How should you price your digital products?

It is quite common to see new SaaS businesses set the price for their product low in the early days of their business to attract more customers. While this may be a good strategy, it also has its downside: How do you raise prices without angering and, ultimately, losing the customers that you have worked so hard to establish?

Whether you underestimated the cost of your product or intentionally set the bar low in order to attract clientele, you find yourself faced with the decision of whether or not to raise prices. Typically, it’s best to air on the side of good business and charge enough that you are making a profit.

Here is how to raise the price of your SaaS product and keep the majority of your customers.

1. Bundle New Features

It makes sense that you will release new features to keep your business fresh and moving forward. Instead of raising prices on your current features, charge adequately for your new features. Consider bundling the new features together and charging one price for the package.

For example, let’s say that you offer your original product at $10/month. Add a few new features to your original product and offer it at $20/month. Add a few features to that bundle, and charge $40 a month. The people who want the extra features will pay for them. The people who want to stay with your base offering will do so.

2. Grandfather Them In

Once your business starts to grow, your original customers do not make up a significant percentage of your customer base. In other words, raising prices for these customers will not generate as much revenue as you imagine it might.

Instead of raising your prices, set new prices. Is there a difference? You bet. Raising prices means angering “old” customers. Setting new prices means that your old customers are grandfathered-in, and your new customers pay a higher price for your product.
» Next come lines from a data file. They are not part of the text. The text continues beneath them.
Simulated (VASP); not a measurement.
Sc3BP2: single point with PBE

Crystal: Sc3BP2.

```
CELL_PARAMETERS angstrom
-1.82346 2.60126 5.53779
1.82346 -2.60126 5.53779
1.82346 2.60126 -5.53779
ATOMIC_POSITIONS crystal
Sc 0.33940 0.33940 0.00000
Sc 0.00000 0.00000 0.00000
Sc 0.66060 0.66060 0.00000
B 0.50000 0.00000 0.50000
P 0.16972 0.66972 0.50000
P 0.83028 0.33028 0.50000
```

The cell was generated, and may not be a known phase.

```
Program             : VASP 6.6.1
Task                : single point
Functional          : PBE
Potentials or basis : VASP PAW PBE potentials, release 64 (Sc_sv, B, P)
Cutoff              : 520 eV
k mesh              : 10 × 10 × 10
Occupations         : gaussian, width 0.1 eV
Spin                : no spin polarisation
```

3. Announce Early and Be Blunt

Let’s say that you do decide to increase prices across the board. You are not worried about old customers versus new customers; everyone will be offered the same product at the same price. In this instance, the best you can hope for is that you avoid alienating your current customers.

If you want to keep as many as your current customers from leaving as possible, you have to approach the price increase the right way. Start talking about it on your blog months ahead of time. Send your current customers an email outlining the price increase and how it will affect them. Offer to answer any questions that your customers may have and leave it at that.

4. Don’t Isolate the Increase

If you want to avoid your price increase, sticking out like a sore thumb, do not isolate it. Any price increase should be bundled in with the release of new features or improvements. Whether these things are the reason for the price increase or not, your customers will believe that they are. What you will do is soften the blow for your current customers.

5. Time It Right

Utilizing software like Stripe analytics can help you understand when the time is right to increase your price. When you time it right, losing customers will not have as big an impact as you may think. You certainly do not want to lose a customer do to a price increase, but it will happen. From a business standpoint, it makes sense that you increase your prices when your churn rate is stable and hopefully get yourself closer to negative churn. Also, pay close attention to your projected revenue. If it’s low, raising prices is a no-brainer.


If you wait, you will keep finding reasons to keep your prices where they are. It is admirable to want to be fair to your customers but, let’s face it: you are in this business to make money. Are you going to do that by offering the same product at the same prices for the next 10 years? No.

The best way to increase prices and not royally tick off your current customers is to offer greater value. Whether you do this and how you do it, are entirely up to you. If you undervalue your product at the outset, there is no one to blame but yourself. Should your early customers be the ones to pay for it? Our opinion is that they should not.